The new Georgetown store on 33rd Street is “more like an art gallery,” the company’s “finest in the country,” Moser said, looking around the 5,000-square-foot space. Located a few doors north at the corner of 33rd and M Streets for 10 years, the Moser store is back after almost a three-year absence because Georgetown fits the company’s marketing demographics perfectly.
It is a little out of the way for Moser – the C&O Canal is down the street – but he loves its ambiance and is curious about the history of the building at 1028 33rd St. NW.
The building’s solid stone (from the Aqueduct Bridge which was replaced by Key Bridge in 1923) and brickwork lines up well with a Moser mantra, a reworded Shakerism: “Build an object as though it were to last a thousand years and as if you were to die tomorrow.”
“I learned woodworking from dead people,” said Moser, not skipping a beat in retelling how he became part of the handicraft revival of the 1970s.
Originally from Chicago, an Air Force veteran, he was a college professor teaching language and speech pathology. He taught in Saudi Arabia for a few years, setting up language labs at the College of Petroleum and Minerals.
After years of pursuing woodworking as a hobby – beginning with antique-hunting and making missing drawers for pieces: “We bought 26 grandfather clocks in parts.” He called the learning process a case of reverse engineering. “Parts of things show continuity.”
Soon enough, Moser was all in, starting his business in 1972 in New Gloucester, Maine, which, as of 2010, still holds a Shaker community of four. With his wife Mary’s support – they met when he was 14 years old and she was 12 – a career reinvention from academic to woodworker took place. Married for 58 years, the couple has four sons: Matthew, Andrew, Aaron and David.
“I wanted to recapture the craft of the early-19th-century artisans,” Moser said. “I venerate the 19th century.” He liked what Americans produced before factories began to dot the nation in the second half of the 1800s. He said he is “fascinated by Shaker design, the honesty of material, the economy of labor. The Shakers prayed to God with their hands.”
Other influences on Moser include Stickley, the Arts and Crafts movement and Bauhaus design. “My work is derivative,” he said. As for the classic Windsor chair, “the best ones are in America.”

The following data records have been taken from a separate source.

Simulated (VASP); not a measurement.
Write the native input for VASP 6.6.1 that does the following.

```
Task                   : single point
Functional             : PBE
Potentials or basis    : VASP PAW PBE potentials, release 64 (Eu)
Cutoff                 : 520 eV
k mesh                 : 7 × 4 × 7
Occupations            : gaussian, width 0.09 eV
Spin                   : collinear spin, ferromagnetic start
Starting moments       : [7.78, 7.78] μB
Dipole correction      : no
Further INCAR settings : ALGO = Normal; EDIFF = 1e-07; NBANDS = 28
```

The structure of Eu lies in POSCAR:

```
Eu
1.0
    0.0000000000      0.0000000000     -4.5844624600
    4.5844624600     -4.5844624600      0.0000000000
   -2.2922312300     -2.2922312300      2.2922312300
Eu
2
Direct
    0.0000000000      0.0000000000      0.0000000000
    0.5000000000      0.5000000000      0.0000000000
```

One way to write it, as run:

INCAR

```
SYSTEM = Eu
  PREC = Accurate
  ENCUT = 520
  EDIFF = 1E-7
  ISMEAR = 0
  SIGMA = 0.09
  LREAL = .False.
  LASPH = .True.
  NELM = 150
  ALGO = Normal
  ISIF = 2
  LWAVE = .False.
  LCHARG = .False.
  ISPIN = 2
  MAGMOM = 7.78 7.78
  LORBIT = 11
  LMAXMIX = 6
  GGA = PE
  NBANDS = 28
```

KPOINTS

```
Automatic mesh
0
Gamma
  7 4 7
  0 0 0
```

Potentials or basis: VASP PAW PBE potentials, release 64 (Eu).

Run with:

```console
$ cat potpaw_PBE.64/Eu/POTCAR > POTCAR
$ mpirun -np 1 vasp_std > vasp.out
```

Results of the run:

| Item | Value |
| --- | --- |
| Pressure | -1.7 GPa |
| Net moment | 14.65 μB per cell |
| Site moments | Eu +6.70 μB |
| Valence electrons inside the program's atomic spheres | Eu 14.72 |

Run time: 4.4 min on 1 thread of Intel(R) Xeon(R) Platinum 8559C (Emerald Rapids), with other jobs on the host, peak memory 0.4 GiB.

“We are the antithesis of Ikea,” says Moser CEO Bill McGonagle. “We like to say our furniture lasts as long as the time it took the tree to grow.” He joined the company in 2012 after working for another Maine Tom: natural products maker Tom’s of Maine.
As for the Moser company’s environmental soundness, McGonagle noted, “We have a small footprint.” There are about 200 employees.
“It’s how we source the wood,” which grows no more than 600 miles from the factory and office in Auburn, Maine, he said. “We don’t throw any wood away. We use half of what we buy. The remainder craftsmen buy for their art. Scraps move on to being firewood or sawdust used as bedding.”
The company uses domestic hardwoods only: no teak, no mahogany.
And Moser’s favorite kind of wood? “Cherry,” he said. “It reveals what God put there.”